Yardi Matrix Outlook: Rents Rise 3% by Midyear 2019

Despite strong fundamentals, Yardi notes a rise in trade tensions and slowing economic growth.

Rent growth has stabilized at 2.6% in the first half of 2019 and 3.3% year-over-year, with 2.6% rent growth expected over the full year, according to the Yardi Matrix Multifamily Outlook for summer 2019.

Based on this prediction, 2019 would mark the seventh year in a row that rents have risen above the 2.5% long-term average.

South and Southwest metros are leading the nation in rent growth, due to their fast-growing economies and existing affordable housing, but most metros are seeing strong gains. Rent growth is strong across most markets as of midyear; only a handful saw rent growth of 2.5% or less. Apartments aimed at the middle and lower end continue to lead in rent growth, as new supply is still concentrated in the luxury sector.
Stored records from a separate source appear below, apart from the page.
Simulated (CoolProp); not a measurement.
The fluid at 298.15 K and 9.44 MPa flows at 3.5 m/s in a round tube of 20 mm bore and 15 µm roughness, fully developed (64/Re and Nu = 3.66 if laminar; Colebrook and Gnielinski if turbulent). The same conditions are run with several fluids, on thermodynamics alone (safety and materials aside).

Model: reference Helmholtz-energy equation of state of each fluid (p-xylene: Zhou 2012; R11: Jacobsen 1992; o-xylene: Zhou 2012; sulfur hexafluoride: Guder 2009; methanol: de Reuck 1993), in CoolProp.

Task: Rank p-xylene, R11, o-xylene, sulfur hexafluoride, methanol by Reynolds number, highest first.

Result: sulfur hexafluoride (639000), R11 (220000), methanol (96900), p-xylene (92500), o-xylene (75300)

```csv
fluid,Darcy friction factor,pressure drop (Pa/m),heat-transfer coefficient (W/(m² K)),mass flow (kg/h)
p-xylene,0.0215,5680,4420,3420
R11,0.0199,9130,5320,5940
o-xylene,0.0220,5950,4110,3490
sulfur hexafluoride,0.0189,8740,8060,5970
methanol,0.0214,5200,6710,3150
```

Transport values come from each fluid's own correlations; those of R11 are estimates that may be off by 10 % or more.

However, with the national average rent rising to $1,465 as of June 2019, cost burdens have led to accelerated migrations from high-cost metros in the Northeast and Midwest out to the Southeast and Southwest. According to U.S. Census data, the populations of Austin, Texas; Dallas; California’s Inland Empire; Las Vegas; Orlando, Fla.; and Phoenix have risen at least 300% since 1970. Rents in many of these markets are among the fastest growing in recent years; Las Vegas tops the nation in rent growth at 8.4% YOY, followed by Phoenix at 8.1%.